Outgoing California State Sen. Mark Wyland (R-Escondido) has joined the Jesse M. Unruh Institute of Politics as a legislator-in-residence. He replaces former State Sen. Tony Strickland (R-Moorpark). Joining Visiting Fellow Anthony Portantino (D-Pasadena), a former state assemblyman in this role, Wyland will mentor students and provide political analysis during campus programs.
Wyland will join Portantino in providing expertise in discussions about politics and public policy in various events. In smaller mentoring groups, they will also teach students about various career paths in the political sphere.
“As someone who earlier in life was on the path to become a college professor, I am especially delighted by the opportunity to share my experiences with students at USC,” Wyland said. “I am particularly impressed with the institute’s programs that combine public policy with experience in elected office.”
A ‘thoughtful voice’
Widely known for his independent-minded, intellectual approach and passion for improving civic education in public schools, Wyland joins the Unruh Institute, housed at the USC Dornsife College of Letters, Arts and Sciences, with 14 years of experience in California politics.
“Mark Wyland has been one of the most respected and thoughtful voices in the California state legislature for many years, and we’re thrilled that he’s going to bring his experience and expertise to USC,” said Dan Schnur, executive director of the Unruh Institute.
“Our students will benefit tremendously from having him on campus, and we know he’ll be a tremendous resource for them throughout his time here. Our bipartisan team of Mark Wyland and Anthony Portantino will be a huge asset, not just to the Unruh Institute but for the entire USC community.”
An acknowledged leader in the California Legislature on education, government and fiscal reform, Wyland has authored significant legislation in these policy areas. He has served as vice chairman for many years on the Education Committee and several other committees.
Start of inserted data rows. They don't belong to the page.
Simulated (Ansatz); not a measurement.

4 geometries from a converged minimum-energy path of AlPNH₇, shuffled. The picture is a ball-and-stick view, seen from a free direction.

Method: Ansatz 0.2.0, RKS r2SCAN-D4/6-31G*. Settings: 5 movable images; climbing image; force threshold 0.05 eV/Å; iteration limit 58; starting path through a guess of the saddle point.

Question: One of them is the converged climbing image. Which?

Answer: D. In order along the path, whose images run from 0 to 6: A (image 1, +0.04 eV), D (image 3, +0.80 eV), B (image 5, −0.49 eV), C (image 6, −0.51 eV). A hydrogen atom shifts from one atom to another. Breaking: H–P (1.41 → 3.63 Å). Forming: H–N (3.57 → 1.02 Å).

From New York to Escondido
Wyland grew up in Southern California. After earning a B.A. in international relations from Pomona College, he was a Fulbright Scholar in Germany. He then became an international fellow at Columbia University, where he earned an M.A. in political science, winning the Einstein Award for writing the best thesis. After briefly working for the city of New York, where he analyzed education issues, he returned to California to run his family’s lumber company as co-owner from 1974 until 2003.
Mark Wyland has been one of the most respected and thoughtful voices in the California state legislature for many years.
Prior to his election to the legislature, he served as a board member and president of the Escondido Union School District board from 1997 to 2000. In 2000, he was elected to the California State Assembly to represent the 74th Assembly District. In 2006, he won a seat on the California State Senate, representing the 38th Senate District. He was reelected in November 2010.
Wyland has been honored with numerous awards, including Legislator of the Year by Tech America, the leading national technology trade association, for his effort to create jobs and promote the high-tech industry.
Building on momentum
Portantino, who in addition to teaching a class in political science, will continue as a visiting fellow this year after joining the institute in 2013.
“I hope to share practical insights that encourage more talented and earnest young people to seek public service as a career path to bring positive change to our state and country,” Portantino said.
“Last year, Sen. Tony Strickland and I had a terrific time bringing bipartisan case studies into the class “The Future of California,” leading small and large group policy discussions and engaging in one-on-one mentorship. This year, Sen. Mark Wyland and I hope to continue these successful experiences and build upon last year’s momentum.”
Strickland joined the institute as a visiting fellow in fall 2013, leaving in late spring of this year to run for the United States Congress.